Why do they always send the poor?
Why don't presidents fight the war?
Why do they always send the poor?
Closer to today, artists like Childish Gambino and Kendrick Lamar - and that’s not even a fair start - have carried on the long American tradition of putting into song truths we’d be more comfortable not ever knowing.
Alls my life, I has to fight, ****
Alls my life, I—
Hard times like, "Yah!"
Bad trips like, "Yah!"
Nazareth
I'm f****d up, homie, you f****d up
But if God got us, then we gon' be alright
For the past several years, I’ve noticed more songful warnings from folk and Americana artists. It’s worth really listening to what they’re trying to tell us - because it provides a great deal of insight and understanding about the way a lot of people are navigating today’s economy.
A few years ago, folk-country musician Oliver Anthony caught a lot of grief for his song “Rich Men North of Richmond,” which leveled an insult at families on public assistance - basically singing that people with obesity on welfare were milking the system and taking resources from hard working people.

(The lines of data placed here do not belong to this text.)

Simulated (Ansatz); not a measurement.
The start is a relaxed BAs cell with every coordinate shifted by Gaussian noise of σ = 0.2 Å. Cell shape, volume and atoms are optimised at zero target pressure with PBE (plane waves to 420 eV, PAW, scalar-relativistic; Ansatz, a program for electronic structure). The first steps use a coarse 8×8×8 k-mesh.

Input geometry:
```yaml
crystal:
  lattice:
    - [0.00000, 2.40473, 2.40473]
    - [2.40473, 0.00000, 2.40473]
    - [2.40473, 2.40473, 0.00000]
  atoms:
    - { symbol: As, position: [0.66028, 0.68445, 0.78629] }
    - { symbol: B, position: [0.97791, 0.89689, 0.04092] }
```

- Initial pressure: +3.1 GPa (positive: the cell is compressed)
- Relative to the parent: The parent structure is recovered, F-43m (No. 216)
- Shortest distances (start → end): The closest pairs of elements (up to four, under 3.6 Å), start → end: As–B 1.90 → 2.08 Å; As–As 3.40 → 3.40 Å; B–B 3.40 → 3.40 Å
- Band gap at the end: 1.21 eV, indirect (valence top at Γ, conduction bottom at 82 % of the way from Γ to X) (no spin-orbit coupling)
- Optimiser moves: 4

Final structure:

While I think that view fails to lay blame where it rightly belongs, it is a common complaint among people who work hard to make ends meet. Despite his unfair characterization of public assistance, I understood his primary aim was at the sense of hopelessness many working families feel every day - and the politicians in Washington D.C. who have done nothing to alleviate that feeling.
“I’ve been selling my soul working all day
Overtime hours for bullshit pay
So I can sit out here and waste my life away
Drag back home and drown my troubles away”
That brings me to Jesse Welles, an emerging folk artist who has been singing about economic disparity and his view on government, fairness, and systemic abuses.
I woke up this morning and heard a performance of his song “The Poor.” It felt like a personal anthem for how I have felt many times, particularly in my younger life, and I believe, it penetrates straight to the heart of what many people have felt in this country for the better part of a generation. Most likely, much longer.
If you worked a little harder
Then you’d have a lot more
So the blame and the shame’s on you
For being so damn poor
It ain’t the price gouging
It ain’t the inflation
It ain’t everyone above ya tryna make a buck from ya
And screwin the whole congregation
While musicians across genres have been singing about this sort of thing for years, the message in these songs is factually supported with economic data showing we are experiencing what’s known as a “K-Shaped” economy - after years of stalled incomes, reduced spending power, and obscene concentration of wealth.
Here’s a fun explanation
Here’s a more in-depth newsy version. But this quote from the story really hits the core of this issue:
“Those at the bottom are living with the cumulative impacts of price inflation,” said Peter Atwater, an economics professor at William & Mary in Virginia. “At the same time, those at the top are benefiting from the cumulative impact of asset inflation.”
Or, as folk artists and my elders have always told me, “The Rich get richer and the Poor get poorer.”
What stuck me most about Welles song is the way it speaks to how our culture has long viewed anything other than wealth as a failure, and poverty as a moral weakness or failing, while completely ignoring the exploitive systems that make it nearly impossible for most people to climb out of poverty.
In fact, I’d argue that not only do we ignore those realities, we have crafted a mythology about how anyone, anywhere can achieve wild success, regardless of whatever station or economic condition they might have been born into, or whatever trauma, disabilities, or realities they encounter throughout their lives.

It’s true that people fight and claw their way out of poverty and that is cause for celebration. Yet if we continue to pretend as if such success is the norm and not the exception, those systemic challenges that have trapped poor folks for generations begin to trap the middle class, and the upper middle class - as we’ve experienced over the past 30 or 40 years. It feels like you are working harder to stay in the same place because that’s what has been happening since the 1970s.

If you don’t believe me, consider this: Walmart, the discount retail giant that made its name selling wares and goods to lower income Americans with its “Always Low Prices” now says households with incomes above $100,000 accounted for 75 percent of its increased market share gains last year.
Because even relatively high earners are now compelled to shop at Walmart, the company experienced a 28 percent rise in its share price over the last year and has passed $1 Trillion in market capitalization. The efforts we make to save money convert into higher profits for the wealthiest corporations and families in the world.
Unless you are in the top 10 percent of incomes in the United States (currently around $200,000 depending on geography) you are among the 90 percent of households feeding the growth at the top of the economy.
But I wouldn’t get too comfortable in that lofty space, either, because every resource can be exploited only so long before new exploration is required. The line will keep moving, just as it has for the past 40 or so years, and most of us are going to find ourselves on the wrong side of it eventually.
Welcome to the bottom leg of the K-Shaped Economy.
I don’t think you’re going to like it here.
But, hey, at least we make good music.